George Korda, the flackingest of the flacks, sends a copy of a letter to Bill Regas and his fellow restaurateur Mike Conner over the signature of lawyer/ex-legislator Wayne Ritchie.

It says the return of the traditional Regas on Gay Street is the best news in a long time in this city—"should be bigger than the return of original formula Coca-Cola."

The letter asks a favor: "On opening night, I would either like to bus tables for you or have George Korda's table (without George) by the fireplace (for four at 6 p.m.)." Ritchie goes on to say that he really enjoyed busing tables at Regas during the World's Fair summer of '82 and adds that it's always enjoyable to get Korda's goat. Korda was awarded the table by Bill and Gus Regas for lunchtime loyalty in the be-seen-or-die section of the restaurant. He's lost weight since the closing. A Ritchie colleague says the letter was authentic, probably.

Grin 'n' Wear It

Doug Berry was the outgoing director of development last week when the rank and file of city workers read about his impending departure in the morning paper. A department veteran, gambling on Berry's sense of humor, slipped into the fire marshal's office and got a sign which was posted on Berry's door when he arrived for work. "Notice to Vacate" the sign said. Berry not only laughed, he pinned it to his shirt and walked around the building wearing it. Later, Berry said that even Randy Vineyard, the city's finance director, whose unfortunate duty it was to "accept" Berry's resignation, had to laugh at the wearing of the sign.

"Applehood and Mother Pie..."

...was how the junior senator from Knox County labeled Governor Don Sundquist's State of the State Address. "We just gotta figure out a way to pay for it," said Tim Burchett, who is the newest, youngest member of the Senate's powerful Finance Committee, much to the chagrin of Speaker Pro Tem Bob Rochelle. Rochelle, a Middle Tennessee Democrat who had a history of antagonism with Burchett's predecessor Bud Gilbert, wasted no time letting Burchett know how he felt about the new committee assignment, and in terms Burchett wasn't willing to quote.

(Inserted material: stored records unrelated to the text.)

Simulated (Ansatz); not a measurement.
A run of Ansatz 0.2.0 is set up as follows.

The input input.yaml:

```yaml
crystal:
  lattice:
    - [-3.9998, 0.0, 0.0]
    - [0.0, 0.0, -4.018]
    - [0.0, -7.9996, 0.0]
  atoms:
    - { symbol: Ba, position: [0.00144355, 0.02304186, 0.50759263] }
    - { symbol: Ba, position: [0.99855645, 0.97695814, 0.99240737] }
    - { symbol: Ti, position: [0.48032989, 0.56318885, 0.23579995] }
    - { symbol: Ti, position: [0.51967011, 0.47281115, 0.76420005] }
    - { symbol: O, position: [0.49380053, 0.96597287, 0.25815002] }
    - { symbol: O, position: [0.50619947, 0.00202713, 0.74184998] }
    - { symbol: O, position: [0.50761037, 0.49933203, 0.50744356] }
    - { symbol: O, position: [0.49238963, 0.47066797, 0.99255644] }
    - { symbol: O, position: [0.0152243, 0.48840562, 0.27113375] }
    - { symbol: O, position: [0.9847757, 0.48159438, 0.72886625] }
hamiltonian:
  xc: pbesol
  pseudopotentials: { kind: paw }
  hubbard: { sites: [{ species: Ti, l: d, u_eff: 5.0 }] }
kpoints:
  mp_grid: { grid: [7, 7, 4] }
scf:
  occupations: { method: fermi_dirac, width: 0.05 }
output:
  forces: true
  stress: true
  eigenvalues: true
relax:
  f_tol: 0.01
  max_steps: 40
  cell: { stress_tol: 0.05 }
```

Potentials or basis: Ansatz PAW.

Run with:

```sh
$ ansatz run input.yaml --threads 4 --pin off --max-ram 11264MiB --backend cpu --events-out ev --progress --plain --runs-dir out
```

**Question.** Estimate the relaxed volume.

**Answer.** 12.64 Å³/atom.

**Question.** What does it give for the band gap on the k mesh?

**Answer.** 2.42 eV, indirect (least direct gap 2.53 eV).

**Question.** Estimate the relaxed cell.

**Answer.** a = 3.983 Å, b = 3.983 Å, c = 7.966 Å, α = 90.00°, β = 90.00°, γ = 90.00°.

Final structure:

"I can't really repeat what he said," Burchett demurred. "But Ben [Atchley, Knox County's senior senator, who is also a member of the Finance Committee] just looked at us and grinned."

People and Parties

The congregation of Peace and Goodwill Missionary Baptist Church knows how to throw a party. The Rev. John Jordan's eighth pastoral anniversary celebration at the Candy Factory was a glitzy occasion with music, great food and a star-studded guest list.

Peace and Goodwill First Lady Diane Jordan was glitziest of all, and was literally decked from head to toe, starting with a braided fabric headpiece entwined with golden cord (imported, she informed us, straight from Detroit). She wore a floor-length black satin fantail skirt with a velvet shell blouse and a black and gold mesh jacket.

"If I do say so myself, it was rather dazzling," said Jordan, who is a First District County Commissioner. "When you walk in with something like that on, it doesn't matter what everybody else is wearing."

Gospel music was provided by the Blue Five, a quintet made up of Chris, the 10-year-old lead singer phenom, and brothers PJ, Michael, Julius and Jonathan Blue, along with their mother, Janice Blue. The Blue boys are students at Bearden Elementary, Middle and High Schools, and are moving up in the world of gospel music. They are godchildren to the Jordans. Another group, the New Travelers, also performed.

Among some 200 guests were Ruth Hardin (a known Republican). and various ministers—the Rev. Harold Middlebroook and his wife Betty; the Rev. Albert Booker and his wife Denise; and the Rev. Johnny Reid and his wife Bea. They feasted on roast beef, fried chicken, macaroni and cheese, fried corn, mashed potatoes, green beans, cornbread, lemonade, peach cobbler and chocolate fudge cake made from scratch and catered by the Battle Family from Eloise Battle's kitchen.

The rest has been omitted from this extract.